Now, before you go any further, I’m not talking about any specific events, or specific people in this entry. I’ve wanted to write about this phrase for a very long time and my frustrations over it.

I’ve heard these words so many times when people have wanted to explain something away to me. “Oh, I didn’t invite you to the party because I knew your mom wouldn’t let you go. I knew you would understand,” or “I’ve been so incredibly busy at work and I couldn’t email you/send your package. I didn’t forget, I swear, but I knew you’d understand.”

It’s a most overused and misused phrase and that’s because it’s being used as an excuse. And it’s a lame one at that. It’s the ultimate in a white lie told to someone’s face that they really can’t call you on. No one wants to say that they didn’t invite you because they didn’t want you there, or that they simply forgot about you because life got in the way. The phrase has changed tone from two people who can truly understand what the other is going through, to having one person verbally force the other to understand what’s going on (even though it’s not quite true, or maybe not quite genuine). After all, it’s easier (and better) to expect that the person would sympathize and empathize instead of hurting them with the truth, right?

Wrong.

Personally, I want the truth. It tells me where I stand. Oh, you didn’t want me at the party because I have reality and logic on my side, that’s fine. Or you just forgot about communication or packages because your life got in the way – believe me, *that* I totally understand.

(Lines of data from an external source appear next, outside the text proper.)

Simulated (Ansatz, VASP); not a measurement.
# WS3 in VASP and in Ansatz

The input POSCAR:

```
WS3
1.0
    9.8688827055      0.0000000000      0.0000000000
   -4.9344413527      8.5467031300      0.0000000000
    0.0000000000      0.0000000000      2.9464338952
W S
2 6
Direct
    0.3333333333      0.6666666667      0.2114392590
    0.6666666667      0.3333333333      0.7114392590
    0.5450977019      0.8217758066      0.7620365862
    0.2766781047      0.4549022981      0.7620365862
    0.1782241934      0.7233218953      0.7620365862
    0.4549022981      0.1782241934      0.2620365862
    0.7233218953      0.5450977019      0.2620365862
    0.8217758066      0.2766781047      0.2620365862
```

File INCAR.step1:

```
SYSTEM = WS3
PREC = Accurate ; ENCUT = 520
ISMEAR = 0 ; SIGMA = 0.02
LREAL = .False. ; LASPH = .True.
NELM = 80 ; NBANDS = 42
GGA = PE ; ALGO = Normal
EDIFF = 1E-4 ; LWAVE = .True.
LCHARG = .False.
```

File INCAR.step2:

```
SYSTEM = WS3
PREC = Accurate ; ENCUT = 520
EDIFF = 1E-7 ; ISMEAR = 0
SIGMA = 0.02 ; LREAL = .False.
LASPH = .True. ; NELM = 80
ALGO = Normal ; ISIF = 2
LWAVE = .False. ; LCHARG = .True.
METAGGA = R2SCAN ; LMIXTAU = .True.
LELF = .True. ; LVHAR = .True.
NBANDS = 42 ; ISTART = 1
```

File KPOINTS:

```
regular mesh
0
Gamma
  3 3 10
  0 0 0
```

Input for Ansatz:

Now, don’t get me wrong – there are plenty of other ways to use that phrase and not have it be an excuse. Like when you’re talking with other stitchers about the frustration of frogging the same part over and over again. We *all* understand that. Or finding another hockey fan who is going through withdrawals this season and commiserating (and beating up on all parties involved in this stupidity). That’s a perfectly logical and understanding moment. Or venting to another board owner about spammers that hit your board or why someone will say something and then someone else beats them up on another board.

Those are perfectly sane and logical “I’m talking to you about this because I knew you’d understand” types of moments. They’re not excuses – you’re sympathizing with each other about experiences that you’ve both been through at one time or another. Or have been through frequently (unfortunately). I can’t sit here and say that I’ll won’t write about certain things that I always said I wouldn’t write about and then expect you to understand. You may not be in my mindset, or have the perspective on something that I have – therefore, I can’t assume that you’ve walked that mile in my shoes and truly know how it feels like. Likewise, I expect that other people would think the same of me – you can’t make the assumption because you just don’t know (or you can’t base it on past experiences, because there might be one variable that’s different this time). Using that phrase to assuage your guilty conscience or as an excuse just ain’t right.

*sigh* That’s the crux of the real frustration – some people just don’t use it genuinely and I really wish they would…

…I knew you would understand.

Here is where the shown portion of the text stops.